Took a little stroll out to the back part of the property this evening with Contractor Ed. We really like him and the ideas he had. Let’s hope things progress a little bit now. The update on the new Honey House is there’s no update on the HH. Amazingly, we are still waiting on paperwork from the seller. No one seems in a hurry whatsoever on this so I guess it’s a GREAT thing we have some options in terms of extraction locations come harvest time. We would, however, really like to have a HH in time for our annual fall open house – it would be really great to be able to give people a real tour of our little central honey hub! Keep your fingers crossed on that for us.

Besides that stuff, Mark’s been out in the bee yards even when he’s not feeling 100%, unlike me feeling 100% under the weather and crashing for a whole day and a half! Crazy. Anyway, luckily we are both feeling better this evening and the bees seem to be feeling just fine right now. Lately Mark’s been checking on the bees at Big Oaks, Elm Creek and Deadman Creek. They are all doing well and there is even a bit of a honey flow going on at Elm Creek. Here’s a picture of one of our very first bee yards we established here in Guadalupe County. Still one of my favorites.

Honey flow at Elm Creek Spring 2013

Here’s a not-so-welcoming site Mark received out at Deadman Creek bee yard today. Great, another potentially dangerous critter to add to this year’s growing list. We’ve not had problems with them in the past and this is actually the first we’ve seen on or near our hives so now we know to be watching our for them as well. Let’s see, that’s rattlesnakes, black widows, brown recluses, and scorpions. Let’s see what else we encounter as we continue working the bees. By the way, bees are looking good at Deadman Creek. The recent rain helps but we are hoping for more this Thursday when the forecast is predicting about a 60% chance of rain. Keep your fingers crossed.

Found him on a bee box. Took care of him with the hive tool.

Tonight I decided I had all the right ingredients to try a scrub recipe I’ve been wanting to make for quite some time. I love the lemony smell so I went with that one; plus it has honey in it so you can’t go wrong, right? It was very easy to make and took no time whatsoever. 1 cup of sugar, 1/2 cup of olive oil, 1 lemon and 1 tablespoon of honey. That’s it. I’ll let you know how I like it after I try it.
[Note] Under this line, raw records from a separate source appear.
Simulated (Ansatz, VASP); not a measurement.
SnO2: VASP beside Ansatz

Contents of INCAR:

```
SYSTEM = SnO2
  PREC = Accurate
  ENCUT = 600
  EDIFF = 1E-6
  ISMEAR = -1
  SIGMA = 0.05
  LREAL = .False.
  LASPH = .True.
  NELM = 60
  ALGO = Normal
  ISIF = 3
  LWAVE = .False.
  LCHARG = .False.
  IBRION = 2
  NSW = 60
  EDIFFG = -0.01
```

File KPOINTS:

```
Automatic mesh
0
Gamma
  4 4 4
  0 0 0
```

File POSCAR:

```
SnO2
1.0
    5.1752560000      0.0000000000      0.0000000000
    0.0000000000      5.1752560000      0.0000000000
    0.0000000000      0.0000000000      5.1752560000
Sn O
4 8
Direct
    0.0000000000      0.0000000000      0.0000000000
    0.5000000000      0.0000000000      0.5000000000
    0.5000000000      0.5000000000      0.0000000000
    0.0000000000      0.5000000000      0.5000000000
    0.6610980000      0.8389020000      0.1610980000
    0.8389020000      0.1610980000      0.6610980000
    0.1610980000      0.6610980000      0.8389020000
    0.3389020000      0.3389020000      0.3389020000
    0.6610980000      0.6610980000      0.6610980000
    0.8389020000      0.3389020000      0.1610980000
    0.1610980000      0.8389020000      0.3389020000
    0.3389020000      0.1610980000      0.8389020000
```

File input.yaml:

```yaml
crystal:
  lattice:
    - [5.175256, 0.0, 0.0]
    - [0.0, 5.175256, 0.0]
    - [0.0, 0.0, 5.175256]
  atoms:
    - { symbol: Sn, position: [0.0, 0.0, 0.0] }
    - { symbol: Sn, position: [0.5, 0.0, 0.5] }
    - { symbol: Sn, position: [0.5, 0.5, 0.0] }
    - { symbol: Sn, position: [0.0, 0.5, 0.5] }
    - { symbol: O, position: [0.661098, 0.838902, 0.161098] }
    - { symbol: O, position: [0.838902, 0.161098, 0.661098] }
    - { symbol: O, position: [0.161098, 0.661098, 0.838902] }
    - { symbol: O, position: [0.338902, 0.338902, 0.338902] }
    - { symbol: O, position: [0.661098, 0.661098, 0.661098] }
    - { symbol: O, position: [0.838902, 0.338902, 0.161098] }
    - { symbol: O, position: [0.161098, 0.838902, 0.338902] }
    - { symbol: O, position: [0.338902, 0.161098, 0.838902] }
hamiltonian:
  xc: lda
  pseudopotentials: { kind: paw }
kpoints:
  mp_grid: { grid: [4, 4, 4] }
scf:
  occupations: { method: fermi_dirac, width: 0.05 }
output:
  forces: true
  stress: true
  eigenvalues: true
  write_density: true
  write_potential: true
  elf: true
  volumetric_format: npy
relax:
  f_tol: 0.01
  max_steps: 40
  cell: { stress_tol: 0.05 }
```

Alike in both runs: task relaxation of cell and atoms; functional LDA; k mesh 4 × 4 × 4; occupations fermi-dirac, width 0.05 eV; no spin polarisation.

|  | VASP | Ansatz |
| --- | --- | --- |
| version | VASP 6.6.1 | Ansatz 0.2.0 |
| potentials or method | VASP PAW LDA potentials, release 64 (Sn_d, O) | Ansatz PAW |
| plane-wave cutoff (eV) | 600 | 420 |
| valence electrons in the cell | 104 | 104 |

Honey & Lemon scrub making

I really love the yellow, spring look to it. If nothing else, it will certainly add color and a fresh scent to the bathroom. 🙂

Ready to use homemade Honey & Lemon Scrub

Tomorrow’s agenda: Visit the Marriott Bee Yard and see how they’re doing. The four sponsored hives are there as well and so we’ll update our sponsors about their progress.